Compute P = 100 - Q = 100 - (0.5 q1 + 40) = 60 - 0.5 q1. Then leader's profit π1(q1) = (P - c) q1 = (60 - 0.5 q1 - 20) q1 = (40 - 0.5 q1) q1.
FOC: dπ1/dq1 = 40 - q1 = 0 → q1* = 40. (Second-order derivative negative ensures a maximum.)
Compute follower's choice q2 = 40 - 0.5 q1 = 40 - 0.5×40 = 20. Totals: Q = 60, P = 100 - 60 = 40. Profits: leader π1 = (40 - 20)×40 = 800, follower π2 = (40 - 20)×20 = 400.
Insight: This worked example reveals the leader's advantage: the leader produces more than in Cournot and earns higher profit, while total output is higher and price lower than Cournot.
Cournot competition: firms choose quantities simultaneously; best-response functions yield closed-form symmetric equilibrium q_i = (a-c)/(b(n+1)).
Bertrand competition with homogeneous products and unconstrained capacity leads to p = c (the Bertrand paradox); small modeling changes like capacity or differentiation restore positive markups.
Stackelberg leader-follower: the leader, by committing to output, obtains a first-mover advantage; leader's output equals the monopoly output in the linear example, while total output exceeds Cournot's.
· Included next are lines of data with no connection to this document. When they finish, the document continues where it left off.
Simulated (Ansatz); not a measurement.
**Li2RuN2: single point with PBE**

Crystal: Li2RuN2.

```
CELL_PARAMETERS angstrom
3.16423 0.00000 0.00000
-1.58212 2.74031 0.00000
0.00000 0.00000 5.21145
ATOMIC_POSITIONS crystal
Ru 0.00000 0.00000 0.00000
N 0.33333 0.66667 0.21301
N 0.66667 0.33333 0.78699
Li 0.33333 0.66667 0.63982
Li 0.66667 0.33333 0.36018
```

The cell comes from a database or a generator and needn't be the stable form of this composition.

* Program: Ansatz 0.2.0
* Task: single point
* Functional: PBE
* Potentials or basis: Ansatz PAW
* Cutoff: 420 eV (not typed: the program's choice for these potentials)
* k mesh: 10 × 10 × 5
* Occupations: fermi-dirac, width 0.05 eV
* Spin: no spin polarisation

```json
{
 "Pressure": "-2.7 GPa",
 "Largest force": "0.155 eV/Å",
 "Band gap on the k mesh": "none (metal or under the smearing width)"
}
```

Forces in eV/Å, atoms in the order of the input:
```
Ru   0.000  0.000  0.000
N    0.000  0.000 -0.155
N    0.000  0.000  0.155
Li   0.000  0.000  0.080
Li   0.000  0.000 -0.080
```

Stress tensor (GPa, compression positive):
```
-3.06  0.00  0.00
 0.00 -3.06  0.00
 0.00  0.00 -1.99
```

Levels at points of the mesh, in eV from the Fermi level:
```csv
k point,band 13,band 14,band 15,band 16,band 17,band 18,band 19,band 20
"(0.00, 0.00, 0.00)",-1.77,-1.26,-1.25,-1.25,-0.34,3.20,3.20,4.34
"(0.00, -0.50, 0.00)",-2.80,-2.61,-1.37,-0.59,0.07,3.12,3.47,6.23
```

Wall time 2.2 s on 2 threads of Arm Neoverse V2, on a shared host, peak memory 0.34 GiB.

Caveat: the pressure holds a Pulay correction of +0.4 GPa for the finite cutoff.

Order of market outcomes (standard linear case): Monopoly price > Cournot price > Stackelberg price > Bertrand price (= c).
These models are concrete applications of Nash Equilibrium and Profit Maximization (MR = MC); Stackelberg additionally uses backward induction to find a subgame-perfect equilibrium.
As the number of Cournot firms increases (n→∞), price converges to marginal cost c — Cournot approximates perfect competition with many firms.
Choice of model matters for policy: antitrust, merger simulation, and capacity decisions require selecting the strategic variable and timing that best represents the industry.
Confusing the strategic variable: Treating Cournot and Bertrand as interchangeable. They are not — choosing price vs quantity yields different equilibria (e.g., Bertrand yields p=c under standard assumptions).
Forgetting second-order conditions: Solving first-order conditions without checking concavity can lead to maxima that are actually minima or saddle points. For linear demand with constant marginal cost, second derivatives are negative (safe), but check generally.
Applying Bertrand logic with capacity constraints: Using the benchmark p=c even when capacity is limited is wrong — capacity constrains undercutting and can raise equilibrium prices.
Mixing timing: Using Cournot formulas for Stackelberg outcomes (or vice versa). Stackelberg requires anticipating followers' responses (backward induction) rather than simultaneous best-response intersection.
Easy: Compute the symmetric Cournot equilibrium for n = 3 identical firms with linear inverse demand P = 120 - 2Q and marginal cost c = 30. Give each firm's quantity, total output, price, and profit per firm.
Hint: Use the n-firm Cournot formula q_i = (a - c)/(b (n+1)). Here a=120, b=2.
Given a=120, b=2, c=30: a-c = 90. Each firm's quantity q_i = 90/(2(3+1)) = 90/8 = 11.25. Total output Q = 311.25 = 33.75. Price P = 120 - 233.75 = 120 - 67.5 = 52.5. Profit per firm = (P - c) q_i = (52.5 - 30)11.25 = 22.5*11.25 = 253.125.
Medium: Consider a differentiated-product Bertrand duopoly where firm i's demand is q_i = A - B p_i + D p_j with A=100, B=2, D=0.5 and constant marginal cost c=30 for both firms. Firms set prices simultaneously. Find the Nash equilibrium prices and profits. (Solve the first-order conditions.)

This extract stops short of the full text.